The story behind the story: The Governor
Something is about to happen. You know it in your mind, in
your heart, and in your gut. By some cosmic scheme it seems it must happen, for
reasons neither you nor anyone else can fathom. But for a few seconds, you
think you can stop it. You can alter what you know of as history from that very
second onward to eternity. But you can’t. And you know it.
One morning, just before waking, I had what I call a
“dreamlet”: one of those disjointed few seconds of sights and random sounds my
brain flashes across my eyes and through my ears as my internal rhythms start
their waking program. In the dreamlet I am stepping into a car to sit in a jump
seat in front of the most powerful man in the world. We are at Love Field in
Dallas, Texas. It is November 22, 1963. I am Governor Connelly. With a word I can
stop the motorcade. But I can’t and I don’t.
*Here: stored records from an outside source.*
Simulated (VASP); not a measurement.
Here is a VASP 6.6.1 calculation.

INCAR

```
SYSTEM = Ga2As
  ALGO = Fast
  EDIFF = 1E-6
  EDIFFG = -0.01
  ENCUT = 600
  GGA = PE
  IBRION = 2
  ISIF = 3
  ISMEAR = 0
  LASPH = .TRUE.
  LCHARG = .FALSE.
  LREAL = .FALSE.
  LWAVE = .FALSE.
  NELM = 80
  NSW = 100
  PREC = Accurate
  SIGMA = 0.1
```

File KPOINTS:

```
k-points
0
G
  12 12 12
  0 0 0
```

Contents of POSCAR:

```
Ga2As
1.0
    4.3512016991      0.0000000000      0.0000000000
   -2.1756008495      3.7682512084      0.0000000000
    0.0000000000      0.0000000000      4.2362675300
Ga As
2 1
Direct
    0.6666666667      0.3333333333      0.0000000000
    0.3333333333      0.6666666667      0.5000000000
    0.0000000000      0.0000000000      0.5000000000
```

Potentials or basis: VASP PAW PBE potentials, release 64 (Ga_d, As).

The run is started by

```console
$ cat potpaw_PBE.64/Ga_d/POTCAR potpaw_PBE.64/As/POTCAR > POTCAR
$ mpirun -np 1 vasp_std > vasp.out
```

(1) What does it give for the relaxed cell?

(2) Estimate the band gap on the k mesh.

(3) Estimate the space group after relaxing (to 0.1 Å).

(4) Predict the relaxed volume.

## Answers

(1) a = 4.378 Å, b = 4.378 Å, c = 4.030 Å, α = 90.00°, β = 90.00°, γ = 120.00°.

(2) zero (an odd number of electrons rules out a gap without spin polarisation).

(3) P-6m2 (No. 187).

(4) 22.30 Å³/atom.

“The Governor” was my first published story, a flash piece
of about 700 words appearing on www.365Tommorrows.com back in 2008. It was
pretty much a transcript of the dreamlet, but with the conversation bits added
to keep the story moving. The dreamlet ended, as it did in the story, with me sitting
on a park bench miles away, listening for the sounds of shots and screams and
racing engines coming over the trees and buildings. I didn’t hear any, and for
the last second of the dreamlet I hoped and believed that perhaps it didn’t
happen. But deep down I knew it did, because it couldn’t not happen. I was glad I wasn’t there.
Today is, of course, the fifty-year anniversary of the
Kennedy assassination. It’s difficult, if not impossible, for me to say
anything meaningful about that event because I wouldn’t be born for another seven
years and some months. So—to me—a time does not exist when it hadn’t happened. It
would be like asking me to understand how shocking it was the day the sky
turned blue. To the however many percent of the population who were not yet
around and the much smaller percentage alive but too young to remember it, the
Kennedy assassination is immutable and timeless. I for one have trouble
picturing what the world would be like without it. Not that I’m glad it
happened, but, just like in the dream and story, it’s easy to believe the events
of that day were, in some twisted sense, necessary. For my and the following
generations, it’s part of us in a way that it isn’t for those who remember it.
We can’t not have it happen.
On September 11, 2001, it seemed like so much could have gone
right that didn’t. If this person had done that, if that person had done this,
if hundreds of random things had or had not happened, then the however many
percent of the population who were not yet born—or the smaller percent who were
born but too young to remember it—would be able to imagine a world where it hadn’t
happened. It’s part of them in a way it never will be for me. We might as well
ask them to understand our shock the day the sky turned blue.